United States District Court, E.D. Missouri, Eastern Division

May 9, 2018

CENTRAL BANK OF ST. LOUIS, Plaintiff,
v.
ORHI 2000, LLC, et al., Defendants.

          MEMORANDUM AND ORDER

          AUDREY G. FLEISSIG UNITED STATES DISTRICT JUDGE.

         This diversity matter for breach of a settlement agreement is before the Court on the motion of Plaintiff Central Bank of St. Louis (“Central Bank”) for judgment on the pleadings against all Defendants except Sakeba Issa (ECF No. 10); and Central Bank's separate motion for default judgment against Sakeba Issa (ECF No. 15). For the reasons set forth below, both motions will be granted, and final judgment will be entered.

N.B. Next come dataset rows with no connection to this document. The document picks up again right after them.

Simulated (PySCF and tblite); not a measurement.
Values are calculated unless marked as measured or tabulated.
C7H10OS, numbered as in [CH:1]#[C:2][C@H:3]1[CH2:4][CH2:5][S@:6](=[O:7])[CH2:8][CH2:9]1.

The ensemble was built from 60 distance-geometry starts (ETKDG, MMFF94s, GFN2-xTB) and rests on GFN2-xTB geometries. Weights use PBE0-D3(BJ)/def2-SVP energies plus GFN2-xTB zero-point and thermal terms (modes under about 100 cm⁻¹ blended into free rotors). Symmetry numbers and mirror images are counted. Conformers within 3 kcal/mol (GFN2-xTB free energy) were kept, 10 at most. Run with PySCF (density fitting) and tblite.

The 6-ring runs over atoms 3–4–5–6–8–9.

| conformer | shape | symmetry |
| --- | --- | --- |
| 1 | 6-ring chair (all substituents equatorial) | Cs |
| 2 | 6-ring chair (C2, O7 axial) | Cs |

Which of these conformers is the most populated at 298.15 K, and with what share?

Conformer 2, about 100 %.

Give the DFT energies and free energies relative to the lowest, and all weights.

         Central Bank alleges in its complaint that it purchased rights to a loan in the principal amount of approximately $6, 000, 000 owed by Defendant ORHI 2000, LLC (“ORHI”), and guaranteed by Defendants Sultan Issa and Sultan Issa as Trustee of the Sultan S. Issa Living Trust (jointly, “the Guarantors”). The loan went into default, and on January 23, 2017, Central Bank brought suit against ORHI, the Guarantors, and Sultan Issa's spouse, Sakeba Issa, who had executed, along with Sultan Sakeba, a Consent and Waiver of Marital Rights (“spousal waiver”) pursuant to which Sakeba Issa agreed not to assert any interest in spousal property as against Central Bank with respect to Sultsan Issa's obligations to Central Bank. Central Bank of St. Louis v. ORHI 2000, LLC, 4:17CV00262 DDN (E.D. Mo. 2017). On March 31, 2007, the parties entered into a Forbearance and Settlement Agreement that set forth terms for repayment of the indebtedness, which at that point equaled approximately $3, 000, 000. The lawsuit was dismissed without prejudice on August 1, 2017, in light of the Settlement Agreement.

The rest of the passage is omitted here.